Public VS Private Space
1880s: leisure activities become common with more time on their hands. Operas and public houses (pubs) were built. Pubs became the core of the working class community and always provided fires and drinks and was a meeting place for unions. Middle class looked down on working class in public space like this (getting drunk in public, letting children run around without looking after them, etc)
Domestic servants
Important because they’re one of the biggest fields of work and one of the worst positions, however they never unionized because they worked face to face with their employers.
Sectional Union Organization
Organized for middle class, people with some skill (ie trade hands) and most received benefits from their jobs. However it leaves out the working class who need it the most. Middle class wanted to help working class but felt they would drain the middle class’ money for strikes,etc.

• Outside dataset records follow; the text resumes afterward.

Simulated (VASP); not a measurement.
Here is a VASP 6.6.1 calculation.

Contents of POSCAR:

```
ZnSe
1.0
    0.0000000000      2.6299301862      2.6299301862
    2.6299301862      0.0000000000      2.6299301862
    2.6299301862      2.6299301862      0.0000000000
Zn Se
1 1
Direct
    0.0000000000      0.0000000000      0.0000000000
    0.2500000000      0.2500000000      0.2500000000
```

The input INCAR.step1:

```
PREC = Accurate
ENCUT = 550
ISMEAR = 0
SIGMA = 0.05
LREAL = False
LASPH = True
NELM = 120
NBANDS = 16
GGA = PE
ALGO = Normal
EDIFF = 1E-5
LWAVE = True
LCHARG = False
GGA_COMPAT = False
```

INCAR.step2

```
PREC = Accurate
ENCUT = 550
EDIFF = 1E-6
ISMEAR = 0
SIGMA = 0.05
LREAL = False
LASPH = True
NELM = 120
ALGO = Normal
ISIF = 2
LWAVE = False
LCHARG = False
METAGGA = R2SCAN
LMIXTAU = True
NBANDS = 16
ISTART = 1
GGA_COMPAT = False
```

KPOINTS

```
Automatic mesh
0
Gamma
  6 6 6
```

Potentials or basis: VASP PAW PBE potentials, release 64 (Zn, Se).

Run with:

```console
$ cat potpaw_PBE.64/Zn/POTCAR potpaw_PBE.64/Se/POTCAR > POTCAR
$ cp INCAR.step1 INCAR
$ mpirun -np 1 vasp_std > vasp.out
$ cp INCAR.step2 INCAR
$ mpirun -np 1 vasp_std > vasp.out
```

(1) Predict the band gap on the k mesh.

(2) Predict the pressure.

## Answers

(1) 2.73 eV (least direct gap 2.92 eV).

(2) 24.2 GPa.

Trade Union Congress (TUC)
Founded in 1860s. First major joining of unions, brings the middle class together. The TUC’s mission is to be a high-profile organisation that campaigns successfully for trade union aims and values, assists trade unions to increase membership and effectiveness, cuts out wasteful rivalry and promotes trade union solidarity. Meant to be a voice for the united working class.
Lib-Labs
The Liberal–Labour movement refers to the practice of local Liberal associations accepting and supporting candidates who were financially maintained by trade unions. These candidates stood for the British Parliament with the aim of representing the working classes, while remaining supportive of the Liberal Party in general. The first Lib–Lab candidates to be elected were Alexander MacDonald and Thomas Burt, both members of the Miners’ Federation of Great Britain (MFGB), in the 1874 general election.
The eight hour day
The working day could range from 10 to 16 hours for six days a week. This was a working class demand finally approved during the 1920’s. In 1884, Tom Mann published a pamphlet calling for the working day to be limited to eight hours. Mann formed an organisation, the Eight Hour League, which successfully pressured the Trades Union Congress to adopt the eight-hour day as a key goal.
Independent Labour Party
Formed in 1893 by Ramsay McDonald and Keir Hardie. Keir Hardie was a Scot who had become convinced of the need for independent labour politics while working as a Gladstonian Liberal and trade union organiser in the Lanarkshire coalfield. Working with SDF members such as Henry Hyde Champion and Tom Mann he was instrumental in the foundation of the Scottish Labour Party in 1888.
The Fabian Society
1884: Middle class intellectual group formed by Beatrice and Sydney Webb. They wanted to go after the Victorian state with research to improve the society in socialist ways.
Ramsay McDonald
One of the principal founders of the labour party, he was a lib-lab. He was secretary for the ILP, a socialist party formed by Kier Hardie. He was also the first Labour Party Prime Minister (later on).